Montana senator says Judge Merrick Garland deserves a nomination hearing

By Tristan Scott
U.S. Sen. Jon Tester tours the Columbia Falls Aluminum Company site in Columbia Falls on March 24, 2016. Greg Lindstrom | Flathead Beacon

Sen. Jon Tester met Thursday with U.S. Supreme Court nominee Merrick Garland, President Obama’s choice to fill the seat left vacant by Antonin Scalia’s death in February. And although Montana’s Democratic senator stopped short of fully backing the jurist’s ascension to the high court, he took aim at Senate Republicans entrenched in their unwillingness to even consider a nomination hearing.

The stalled process of filling a Supreme Court seat has taken a turn into uncharted political territory as Senate Republican leaders have vowed for nearly two months that Garland, a relatively uncontroversial name, will receive neither a hearing nor a vote.

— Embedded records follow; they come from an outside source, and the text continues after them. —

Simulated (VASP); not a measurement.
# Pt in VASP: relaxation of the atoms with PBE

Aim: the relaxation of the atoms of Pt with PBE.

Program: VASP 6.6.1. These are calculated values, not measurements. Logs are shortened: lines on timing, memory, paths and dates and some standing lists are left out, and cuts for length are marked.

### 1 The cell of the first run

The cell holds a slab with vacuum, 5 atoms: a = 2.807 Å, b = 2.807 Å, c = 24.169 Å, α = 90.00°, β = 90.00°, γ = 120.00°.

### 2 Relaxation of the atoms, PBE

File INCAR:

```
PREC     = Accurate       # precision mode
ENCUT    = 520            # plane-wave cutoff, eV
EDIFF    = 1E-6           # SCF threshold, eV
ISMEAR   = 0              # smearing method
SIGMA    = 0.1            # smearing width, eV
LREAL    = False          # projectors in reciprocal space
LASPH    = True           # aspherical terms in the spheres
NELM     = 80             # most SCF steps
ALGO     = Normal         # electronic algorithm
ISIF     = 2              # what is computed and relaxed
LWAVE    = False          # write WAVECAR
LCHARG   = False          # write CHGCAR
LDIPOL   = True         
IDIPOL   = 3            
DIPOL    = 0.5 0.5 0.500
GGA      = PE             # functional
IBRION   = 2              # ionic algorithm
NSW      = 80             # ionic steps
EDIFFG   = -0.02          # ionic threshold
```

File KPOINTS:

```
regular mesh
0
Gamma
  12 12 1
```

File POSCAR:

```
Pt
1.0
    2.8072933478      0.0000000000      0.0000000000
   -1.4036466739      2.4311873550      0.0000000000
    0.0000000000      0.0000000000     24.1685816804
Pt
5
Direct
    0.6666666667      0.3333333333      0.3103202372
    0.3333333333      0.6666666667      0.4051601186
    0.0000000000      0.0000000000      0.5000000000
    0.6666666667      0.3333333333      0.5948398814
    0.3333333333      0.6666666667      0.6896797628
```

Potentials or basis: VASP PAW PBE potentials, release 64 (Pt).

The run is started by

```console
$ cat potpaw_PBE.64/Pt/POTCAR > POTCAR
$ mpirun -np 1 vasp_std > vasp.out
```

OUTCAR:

Some Republicans have refused to meet with Garland, which Tester said was a “dereliction of duty,” and vow to continue the staring contest with the Obama administration until a new president is elected.

Tester took aim at the Republican Party, accusing its leaders of trying to send the U.S. Supreme Court into the same tailspin of dysfunction he says they’ve wreaked on the U.S. Senate.

“Refusing to meet with Judge Garland is as dangerous as it is unprecedented,” Tester said. “Considering a Supreme Court nominee is not a choice, it’s a Constitutional responsibility.”

In March, U.S. Sen. Steve Daines, R-Mont., said the American people should have the opportunity to elect a new president before a new Supreme Court justice is seated.

“In the last few months of Obama’s term, Montanans do not want to see another lifetime appointed liberal, that will decide the balance of the U.S. Supreme Court for the next generation,” according to a statement from Daines’ office Friday.

Tester countered that Obama’s nominee for the high court has the right to a hearing and a vote.

Following a one-on-one meeting with Garland Thursday morning, Tester told reporters during a conference call that he vetted the D.C. circuit court judge for about 45 minutes, quizzing him about issues important to Montanans – issues like the Second Amendment rights, civil liberties and the rising influence of money in politics.

Although Tester reserved a full endorsement of the judge – the senator would like to review a 141-page questionnaire that Garland disseminated to lawmakers, which includes 2,000 pages of appendices – he said there is no excuse for GOP lawmakers’ turning a constitutional obligation into “election-year politicking.”

“I’m not done vetting Judge Garland,” Tester said. “But the meeting I had with Garland is a meeting every senator should have. It’s required of us. The court should not be as dysfunctional as the Senate.”

During the meeting, Tester said he plied Garland about his experience prosecuting high-profile cases including Montana’s Ted Kaczynski, the Unabomber, and Oklahoma City bomber Timothy McVeigh. He also lauded Garland’s stance on privacy in communications, which he said aligned with Montana values.

Tester said he hadn’t seen signs of Senate Republicans weakening in their resolve to not consider Garland’s nomination.

Asked whether Republicans might be stalling to see whether Hillary Clinton wins the presidential election, and then cave on a Garland nomination in the lame-duck session out of fear of a more liberal nomination, Tester said the party has already wasted too much time.

Tester recently launched a social media campaign with the hashtag #DoYourJob to highlight the number of Montanans questioning the Senate’s inaction on the nomination of Merrick Garland to the U.S. Supreme Court.